200 Saccos have a month to comply with new rules

John Mwaka

Sacco Societies Regulatory Authority CEO John Mwaka during the sixth Kenya Union of Savings and Credit Co-operatives leaders conference in Mombasa February 24, 2021. 

Photo credit: Kevin Odit | Nation Media Group

More than 200 Savings and Credit Co-operative Society (Saccos) that have deposits of Sh100 million and above have one week to comply with the new regulations that will bring them under the arms of the Sacco Societies Regulatory Authority (Sasra).

 From July 1, 2021, all back office Saccos (Bosas) with deposits will now be regulated by Sasra.

 They will be required to start reporting quarterly to the regulator and hire more staff among them chief executive officers, head of finance, ICT, and audit, which many Saccos fear would increase their costs of doing business.

 They will also be required to maintain liquidity of 10 percent of their assets at all times to ensure that they have money to lend to their members whenever they knock on their doors.

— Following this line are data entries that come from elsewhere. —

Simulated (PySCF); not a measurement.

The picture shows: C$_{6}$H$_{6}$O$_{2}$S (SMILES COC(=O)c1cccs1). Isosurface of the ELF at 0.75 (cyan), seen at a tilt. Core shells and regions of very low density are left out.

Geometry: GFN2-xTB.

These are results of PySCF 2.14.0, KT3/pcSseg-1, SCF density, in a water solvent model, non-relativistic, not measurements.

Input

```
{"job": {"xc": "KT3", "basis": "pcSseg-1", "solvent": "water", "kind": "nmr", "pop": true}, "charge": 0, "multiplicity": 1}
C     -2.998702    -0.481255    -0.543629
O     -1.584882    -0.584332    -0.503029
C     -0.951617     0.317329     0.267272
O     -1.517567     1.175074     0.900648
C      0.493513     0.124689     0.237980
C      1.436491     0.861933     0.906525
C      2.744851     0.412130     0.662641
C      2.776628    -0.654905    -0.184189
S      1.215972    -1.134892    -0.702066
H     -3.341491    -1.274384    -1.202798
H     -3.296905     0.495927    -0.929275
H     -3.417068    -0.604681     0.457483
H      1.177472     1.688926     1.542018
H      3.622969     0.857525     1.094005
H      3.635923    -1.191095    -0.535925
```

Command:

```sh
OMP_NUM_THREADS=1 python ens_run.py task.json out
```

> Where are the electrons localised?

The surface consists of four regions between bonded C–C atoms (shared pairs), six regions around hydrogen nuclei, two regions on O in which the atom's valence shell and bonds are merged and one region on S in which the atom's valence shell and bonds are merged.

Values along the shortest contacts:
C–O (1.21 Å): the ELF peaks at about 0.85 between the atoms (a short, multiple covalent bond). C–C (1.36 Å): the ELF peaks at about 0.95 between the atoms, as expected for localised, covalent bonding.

 Also targeted for increased regulations are more than 20 diaspora Saccos as well as an unknown number of digital Saccos.

Minimum capital threshold

 “To be authorised, they need to ensure they comply with the minimum capital threshold which is 8 percent of their total assets,” Peter Njuguna, the acting Sasra chief executive officer said in an interview with the Nation.   Before the change in the law, Sasra was only regulating deposit-taking Saccos or what are known as Front Office Saccos (Fosas). For Fosas, the minimum capital ratio is placed at 10 percent of their total assets.

 “We are expecting between 200 to 250 institutions to come on board under the new regulatory framework. These are the ones with Sh100 million in deposit plus,” Njuguna said. The liquidity requirements he said will ensure that there is no queuing by members withdrawing from the Sacco or borrowing. He said the regulations will protect Saccos from collapse and that members' deposits are protected.

Loans

 They will also be required to reclassify their loans and ensure that they provide for non-performing loans as well as put in place a system that is capable of monitoring transactions. He said for audit and ICT, Saccos can opt for outsourcing to lower their costs.

 “There is an opportunity for the market for someone who can offer internal audit functions to a number of Saccos,” he said.

 This is set to bring on board the non-deposit taking Saccos that had for decades operated below the radar with only licenses from the cooperatives department.  Due to the containment measures, many Saccos did not hold their Annual General (AGM), and the new regulations are set to find their members off-guard.

 At the end of last year, Sasra was regulating 175-deposit taking Saccos that held assets of Sh627 billion. When the new Sacco’s come on board, the agency is set to regulate assets of more than Sh1 trillion.

Editor's note: An earlier version of this story said that Sacco's have a week to comply with the new regulations. The correct position is that they have until June 30, 2021 to comply.